You can see it by plane, 10 miles south of Clermont, or more conveniently from your armchair online at the Lake County Property Appraiser's website: A very clear Mickey Mouse head just south of Lake Louisa.
The "Mickey Forest" was planted from pine trees in 1992, 23 years ago, following the years of severe freezes that killed a lot of the citrus trees that once grew in the area. It was part of a reforestation program in Lake and Orange Counties that Disney was sponsoring, according to the Orlando Sentinel.
"In addition to making the land more beautiful, the trees will provide habitat, replenish oxygen in the atmosphere, stabilize soil and provide straw for mulch, Katy Moss Warner, general manager of Parks Horticulture for Disney World told the Sentinel at the time.
Back then, Disney owned a couple thousand acres in Lake County that it has since sold. But Mickey remains clearer now than when he was planted with seedlings just a few inches tall across about 60 acres in the middle of a 150-acre tract.

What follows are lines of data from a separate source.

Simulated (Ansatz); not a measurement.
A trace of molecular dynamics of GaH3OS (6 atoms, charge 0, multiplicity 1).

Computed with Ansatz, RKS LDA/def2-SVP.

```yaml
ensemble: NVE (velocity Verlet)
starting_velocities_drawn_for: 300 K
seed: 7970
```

However, its future is uncertain.
The land is owned by Lake Louisa LLC, which is owned by Patriot Transportation in Jacksonville. Patriot has entered into a lease with CEMEX Construction Materials, which has plans to build a 600-acre sand mine on the land. Lake County's planning staff said CEMEX wants to dig a million tons of sand a year from the mine, the Sentinel reported. The operation would have an economic impact of $4.7 million a year on the county, the company said.
Facing a lot of opposition from landowners in the area, and expressing worries that the operation would thwart the county's attempt to create a health-oriented community in the area where the mine is planned, a sector plan called Wellness Way, the county denied the request.
In response, CEMEX sued Lake County and some other parties involved in the opposition.
"We think, as the owners, that this is a wonderful piece of property," said John D. Milton Jr., executive vice president and chief financial officer, and secretary and treasurer of Patriot Transportation. "We love the area and we love the dynamics for the future potential there. We think it will be wonderful as a sand mine. Disney World had to have a lot of it. You can't make concrete without sand."